Unregister / prevent from registering a nn.Module

I need to build a neural network that consists of other smaller, fixed and already trained neural networks. For this, I create a hierarchy based on nn.Module children, as follows. I have a BaseModel, which is trained independently, I only need to train it once, and once its training is finished I do not need to touch it again. However, I want to have another model that it has some trainable parameters over this fixed BaseModel, so I just create another nn.Module instance. Both of them would look as follows:

class BaseModel(nn.Module):
    def __init__(self):
        self.linear = torch.nn.Linear(4,4)

    def forward(self,x):
        return self.linear(x)

class EffectsModel(nn.Module):
    def __init__(self, base_model):
        self.base_model = base_model
        # Freeze parameters from the base_model
        for params in self.base_model.parameters():
            params.requires_grad = False
        self.other_effect = torch.nn.Linear(4,4)

    def forward(self,x):
        x = self.base_model(x)
        return self.other_effect(x)

Now I want to replicate as many instances of this EffectsModule as I want, for different experiments, so I create my CustomModel containing different instances of EffectsModel, that efficiently reuse the same BaseModel.

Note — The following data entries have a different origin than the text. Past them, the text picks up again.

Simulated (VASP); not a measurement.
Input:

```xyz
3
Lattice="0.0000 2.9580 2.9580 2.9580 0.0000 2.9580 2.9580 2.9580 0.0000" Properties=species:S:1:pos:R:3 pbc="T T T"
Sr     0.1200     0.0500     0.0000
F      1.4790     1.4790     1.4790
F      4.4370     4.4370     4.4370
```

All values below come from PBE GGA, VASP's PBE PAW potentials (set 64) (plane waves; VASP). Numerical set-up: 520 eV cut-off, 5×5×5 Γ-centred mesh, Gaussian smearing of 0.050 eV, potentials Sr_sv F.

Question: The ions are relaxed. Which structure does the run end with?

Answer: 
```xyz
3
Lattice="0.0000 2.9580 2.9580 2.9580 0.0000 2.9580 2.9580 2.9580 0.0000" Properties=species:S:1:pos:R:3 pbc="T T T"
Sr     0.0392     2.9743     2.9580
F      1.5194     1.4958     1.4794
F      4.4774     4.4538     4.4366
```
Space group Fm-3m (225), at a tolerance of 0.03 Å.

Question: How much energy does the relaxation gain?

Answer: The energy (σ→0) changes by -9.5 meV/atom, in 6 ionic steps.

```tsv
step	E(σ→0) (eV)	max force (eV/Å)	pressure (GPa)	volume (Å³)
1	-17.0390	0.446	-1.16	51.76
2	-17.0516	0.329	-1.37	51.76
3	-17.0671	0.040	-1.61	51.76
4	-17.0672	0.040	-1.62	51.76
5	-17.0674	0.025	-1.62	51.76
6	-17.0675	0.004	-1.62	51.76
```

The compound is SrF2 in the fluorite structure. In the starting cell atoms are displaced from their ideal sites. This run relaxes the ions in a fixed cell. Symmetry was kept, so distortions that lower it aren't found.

class CustomModel(nn.Module):
    def __init__(self, state_dict):
        self.base_model = BaseModel()

        self.m1 = EffectsModel(self.base_model)
        self.m2 = EffectsModel(self.base_model)
        self.mn = EffectsModel(self.base_model)

    def forward(self, x):
        x = self.m1(x)
        x = self.m2(x)
        x = self.mn(x)
        return x

When I debug and check inside CustomMode id(self.base_model) and id(self.m1.base_model)…id(self.mn.base_model) i get the same id. Indicating that I only have one instance in memory of base_model. However, when I call the state_dict function of CustomModel, I get a copy of each base_model inside self.m1 self.m2 self.mn, plus the self.base_model.

Now that I have introduced the problem, the question is simple. Is there any way in which I can have a single base_model registered in my state_dict? What is the most efficient way of doing this? Is there any way of unregistering the nn.Module related to base_model inside each EffectsModel? What is the internal way of working of the nn.Module in this case?

Thank you very much in advance!

You’re creating multiple instances of the inner model, each instance has it’s own weights and biases. So, when saving, you’re saving each one of them.

Thank you for your answer my3bikaht.

When I do id(self.base_model) and id(self.m1.base_model)…id(self.mn.base_model) I get the same value. To my understanding, when they have the same id value, they are just a reference to the same object.

In any case, do you know any way in which I could prevent having multiple instances, by just having a single reference to the same object?

You can just create one instance of inner model and pass all inputs through it. But in your example there’s no actual reason to have one. You can pass different inputs through the base model directly. But it really depends on what you want to achieve. If you want to train multiple (sub)models separately, each based on it’s own inputs, then your architecture is just fine. Otherwise it can damage training process, for example for triplet loss if you train one instance based on positive examples only and one on negative, both models may not converge.

So, instead of m1…mn you can create one instance m and pass all examples through it. Not sure about ids, just tested it here and there are different ids per instance.

Thank you for your reply.

The example is just a simplification of what I really need. The forward pass of the EffectsModel would be more like:

    def forward(self,x):
        x = self.some_effects(x)
        x = self.base_model(x)
        return self.other_effect(x)

In there, the effects of each m1 to m would be different. Also, I need the learning parameters of each m1 to mn to be different.

I am still looking for an optimal way to do this.